Nation & World

How to teach students about truth

4 min read

Gardner says basic values remain precious in a cyber age

When Howard Gardner’s book “The Disciplined Mind: Beyond Facts and Standardized Tests, the K-12 Education that Every Child Deserves” was published in 2000, social networking services like Facebook and Twitter and the online resource Wikipedia were still off on the information superhighway’s horizon.

Since then, the Harvard professor and developmental psychologist has experienced the digital revolution himself and has spent time talking with and observing his children, as well as his students who are products of the hyper-connected age. As a result, Gardner said he realized he needed to revisit his original work, which argued for a kindergarten to 12th grade education that teaches students to understand the values of truth, beauty, and goodness.

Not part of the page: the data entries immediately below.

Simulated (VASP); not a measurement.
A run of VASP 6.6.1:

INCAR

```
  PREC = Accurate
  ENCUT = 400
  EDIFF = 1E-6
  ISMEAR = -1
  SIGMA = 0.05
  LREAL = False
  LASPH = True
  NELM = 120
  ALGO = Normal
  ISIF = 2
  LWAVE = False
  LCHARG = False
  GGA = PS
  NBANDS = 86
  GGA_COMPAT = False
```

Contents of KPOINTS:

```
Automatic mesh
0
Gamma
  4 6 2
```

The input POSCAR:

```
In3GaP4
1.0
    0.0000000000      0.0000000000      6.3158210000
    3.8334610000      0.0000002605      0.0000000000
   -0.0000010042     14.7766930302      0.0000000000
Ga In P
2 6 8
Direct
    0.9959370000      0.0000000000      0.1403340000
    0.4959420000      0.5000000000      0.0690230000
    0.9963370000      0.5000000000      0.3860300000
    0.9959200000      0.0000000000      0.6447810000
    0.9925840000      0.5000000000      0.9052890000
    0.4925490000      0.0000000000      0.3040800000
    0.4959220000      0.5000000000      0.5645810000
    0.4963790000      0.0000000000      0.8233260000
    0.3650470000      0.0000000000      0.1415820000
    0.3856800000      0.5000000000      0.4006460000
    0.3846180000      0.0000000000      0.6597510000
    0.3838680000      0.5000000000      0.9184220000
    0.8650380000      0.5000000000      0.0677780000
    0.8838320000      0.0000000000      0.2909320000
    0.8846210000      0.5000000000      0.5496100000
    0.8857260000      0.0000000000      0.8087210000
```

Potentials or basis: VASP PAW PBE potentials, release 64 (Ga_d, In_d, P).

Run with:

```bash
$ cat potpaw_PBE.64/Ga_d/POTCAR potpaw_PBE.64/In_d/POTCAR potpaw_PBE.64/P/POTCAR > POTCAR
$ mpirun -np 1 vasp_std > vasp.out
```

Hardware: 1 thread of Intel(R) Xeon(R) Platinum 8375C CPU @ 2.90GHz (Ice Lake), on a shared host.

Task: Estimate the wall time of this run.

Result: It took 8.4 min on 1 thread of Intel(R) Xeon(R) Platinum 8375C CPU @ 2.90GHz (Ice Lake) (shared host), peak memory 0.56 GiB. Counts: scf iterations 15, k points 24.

So his latest book is called “Truth, Beauty, and Goodness Reframed.” He discussed the new work on Thursday at the Harvard Graduate School of Education (HGSE). Tailoring his talk to the educators in the crowd, he explored how teachers can approach the three principles in an age when information overload and postmodern cynicism threaten good judgment and reason.

Gardner, who popularized the concept of multiple intelligences in learning with his previous work, said he cast the digital world as a villain in his new book because it challenges truth with its ever-changing information, tests the idea of beauty with programs like Photoshop, and confronts goodness with issues of ownership, authorship, copyright, privacy, identity, and trust. Postmodern and relative perspectives are also villains in his new work, he said, because they question the notion of who decides what is good and true, and they argue that “beauty is a thing of the past.”

But there is hope for these qualities yet, said the HGSE’s John H. and Elisabeth A. Hobbs Professor of Cognition and Education. By exploring how people reach conclusions, whether in the academic disciplines like science or history, or in the workplace, he said, one can get at the truth of a matter.

“What we really need to convey to students of any age is methods used in each discipline.”

He compared a reporter at the Financial Times, who is subject to rigorous controls and fact checking, to a blogger who can “say what he or she thinks” without any obligation toward research or reporting standards.

“More and more education needs to focus on the methods that people use in order to make the assertions that they do,” Gardner said.

The good news, he said, is that with the onrush of cyber information, “The chances of figuring out what’s true now are greater than any time in human history, if you are willing to spend the time to do it.”

For Gardner, the notion of beauty involves three important traits. While the quality can appear in many forms, like a work of art, a conversation, a trip, or a meal, something truly beautiful must grab your attention, it must be memorable, and it must be worth revisiting.

To nourish this notion of beauty, educators should encourage students to develop their own “portfolios,” he said, whether physical, virtual, or “in our heads,” that are made up of personal beautiful experiences and images. But, he cautioned, “What we like should not be completely unjustifiable … we have to be able to show that what we value is different from what we don’t value.”

According to Gardner, the principle of goodness can be broken down into the categories of “neighborly morality” and “the ethics of roles.” Neighborly morality “is about how we deal with people we see every day,” he said, embodied in the Ten Commandments and the Golden Rule.

His concept of the “ethics of roles” is more nuanced and involves “how we relate to people in a modern, complex, highly differentiated, division-of-labor kind of society.”

Unlike neighborly morality, which addresses the purely personal realm, he said the ethics of roles can be applied to good work and good citizenship. Good work, which he deemed technically excellent, personally engaging, and carried out in an ethical manner, also characterizes good citizenship.

“The good citizen doesn’t just ask, ‘What’s good for me?’ He or she asks, ‘What’s good for the polity?’ ”

Gardner tries to help young people develop “ethical muscles” by getting them to engage with examples of real ethical dilemmas and the means of working through them.

For educators, he suggested creating a “commons,” a place where students, teachers, and staff members can write about the ethical problems they’ve encountered and how they have tried to deal with them.

“Having people talk openly about the dilemmas they face and how they deal with them,” he said, “has potential.”